Blog
Julian Jonathan Markus
June 7, 2024
6
min read
Management & Governance

What Makes Self-Managed Teams Unique?

Self-managed teams discussing together and thinking about what decision to make

Self-managed, self-directed, agile, scrum, autonomous, or just plain old teams. All these concepts are used to describe work teams which do not fit the standard ‘higher-up boss tells a group of people what to do’ narrative. Of course these aren’t all the same, but there are commonalities, and they are often used interchangeably. We, like most researchers, will use the umbrella term: self-managed teams.

If you work in an organization, you have probably at least heard the term “self-managed team”, which means: a group of individuals within an organization who collectively oversee and control their own work processes, decision-making, and performance management [1]. Essentially, these teams are, to varying extents, free from the supervision of a boss.

From thousands of companies, nonprofits, and even  the Dutch police (yes, really!), organizations are exploring the potential benefits of self-managed teams [2,3]. The question is, why should we care? These teams, that empower members to take ownership of their work, make decisions collectively, and drive their projects forward autonomously.

The World Economic Forum published an article in 2019 claiming that “self-managed teams are the future of the workplace” [4]. But what exactly, if anything, sets self-managed teams apart and makes them unique enough to be important now and in the future? Let's delve into the factors that distinguish self-managed teams, explore the potential benefits they offer, and the challenges they face.

Key Elements of Self-Managed Teams

A team is any other group of people trying to achieve a goal, but research has shown that self-managed teams are, in fact, distinct from other types of teams. What are the sources of their potential uniqueness?

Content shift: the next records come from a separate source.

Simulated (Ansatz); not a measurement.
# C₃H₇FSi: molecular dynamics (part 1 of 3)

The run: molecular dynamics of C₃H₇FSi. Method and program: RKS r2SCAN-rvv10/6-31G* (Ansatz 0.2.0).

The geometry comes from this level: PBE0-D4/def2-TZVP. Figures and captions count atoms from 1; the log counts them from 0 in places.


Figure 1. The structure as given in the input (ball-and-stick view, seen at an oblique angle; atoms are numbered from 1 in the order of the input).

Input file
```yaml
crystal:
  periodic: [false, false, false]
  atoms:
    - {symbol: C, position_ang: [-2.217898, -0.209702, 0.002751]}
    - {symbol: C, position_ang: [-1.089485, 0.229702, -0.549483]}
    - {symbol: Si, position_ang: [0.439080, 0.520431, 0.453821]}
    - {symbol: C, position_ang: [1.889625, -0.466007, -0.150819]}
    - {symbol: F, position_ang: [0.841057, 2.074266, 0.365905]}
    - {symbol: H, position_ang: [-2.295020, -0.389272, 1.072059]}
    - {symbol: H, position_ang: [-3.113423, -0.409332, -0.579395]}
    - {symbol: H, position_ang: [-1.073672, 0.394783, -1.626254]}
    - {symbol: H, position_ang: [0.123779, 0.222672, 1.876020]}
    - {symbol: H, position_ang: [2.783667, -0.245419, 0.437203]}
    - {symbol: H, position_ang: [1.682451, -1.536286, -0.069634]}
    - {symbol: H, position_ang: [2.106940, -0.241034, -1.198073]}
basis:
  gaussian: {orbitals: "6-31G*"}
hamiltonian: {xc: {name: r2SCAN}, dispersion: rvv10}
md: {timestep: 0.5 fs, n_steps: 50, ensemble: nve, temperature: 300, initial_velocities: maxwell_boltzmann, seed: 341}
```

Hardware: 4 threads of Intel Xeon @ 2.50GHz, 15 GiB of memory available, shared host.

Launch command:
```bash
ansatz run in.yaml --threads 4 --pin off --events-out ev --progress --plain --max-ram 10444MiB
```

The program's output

First and foremost, these teams set themselves apart through the context in which they occur. Self-managed teams are mostly used in the ‘traditional’ forms of organizing where most teams are structure along strict hierarchies. Organizations may use self-managed teams in a specific area because for example, there is a need for flexibility due to the production of complex products [5]. Consider the case of Michelin (from the stars and the tires). Michelin introduced their “Empowering Organizations” initiative in the 2010s. At all their tire-production sites, they implemented self-managed teams to increase employee commitment and customer satisfaction. While implementing these teams, the rest of the organization remained rather traditional [6, 7].

* To see what Michelin did, take a look at this video:

Beyond the context in which self-managed teams are used, they are different for a number of other reasons. Not that other teams don’t also have these elements, but self-managed teams explicitly focus on using them. 

High Autonomy

At the core of self-managed teams lies a fundamental principle – autonomy. Unlike traditional teams, where managers dictate tasks and oversee every aspect of the process, self-managed teams are empowered to organize and execute their work independently. This autonomy fosters a sense of ownership and responsibility among team members, driving them to take initiative and innovate without constant supervision. Why should you give people autonomy? Because autonomy is a fundamental human need and people are increasingly expressing this need [8].

Distributed Authority

There is not only one person who is in charge. Self-managed teams distribute authority among team members. Rather than relying on a single management figure, authority is spread, fostering collaboration, and promoting a sense of collective accountability. This could include collectively making hiring decisions or financial decisions [9].

Accountability

In self-managed teams, with authority being distributed, team members can make informed decisions based on their expertise and insights. People are held accountable for their actions, and don’t blame it all on the manager. This decentralized approach not only accelerates the decision-making process, but also encourages innovation and adaptability [10].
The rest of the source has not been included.